This is another backwards incompatible change, we should be prepared to drop data at the end of it.

Yes, I want to roll together any remaining disruptive changes in the next few weeks so that we can deploy reliable prod stacks. In particular, I'd love to roll this together with deploying a final main ping schema representation.

relud commented 5 years ago

in direct2parquet we did snake case partially because of the issues with camel case described here: https://docs.aws.amazon.com/athena/latest/ug/tables-databases-columns-names.html

jklukas commented 5 years ago

We discussed this in the data platform team meeting today, and there was a question as to where this should happen in the pipeline. The choices are:

  1. Transform in the Decoder immediately after validating the payload using the JSON schema, meaning that the decoded streams in PubSub also have snake_case normalized payloads
  2. Transform in the BigQuery sink
  3. Transform in BigQuery via a view generated from the schema

I worry that trying to handle this in a BigQuery view won't be tenable. It's potentially a very large amount of query text for the view, which could introduce performance issues.

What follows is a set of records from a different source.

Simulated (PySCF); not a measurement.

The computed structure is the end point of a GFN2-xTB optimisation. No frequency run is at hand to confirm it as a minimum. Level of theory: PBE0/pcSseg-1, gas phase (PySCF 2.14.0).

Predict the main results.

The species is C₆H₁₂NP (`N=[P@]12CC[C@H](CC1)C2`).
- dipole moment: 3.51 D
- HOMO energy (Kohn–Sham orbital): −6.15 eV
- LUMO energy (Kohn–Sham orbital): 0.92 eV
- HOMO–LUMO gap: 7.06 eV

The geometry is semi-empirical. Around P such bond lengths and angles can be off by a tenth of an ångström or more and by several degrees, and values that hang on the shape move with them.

relud commented 5 years ago

I worry that trying to handle this in a BigQuery view won't be tenable. It's potentially a very large amount of query text for the view, which could introduce performance issues.

that could also be an issue with bigquery query size quota:

  • Maximum unresolved standard SQL query length — 1 MB
  • Maximum resolved legacy and standard SQL query length — 12 MB

    The limit on resolved query length includes the length of all views and wildcard tables referenced by the query.

jklukas commented 5 years ago

See proposal document: https://docs.google.com/document/d/1lY0yGiC8Okx0eJAzI_Pik3-kW4CgNBN2OhMLHlM_uLQ/edit

jklukas commented 5 years ago

The snake casing document is closing today. After some refactoring about where we apply snake casing, we are still planning to use snake case in BQ, so this change is needed.

jklukas commented 5 years ago

@acmiyaguchi is going to work on this early next week.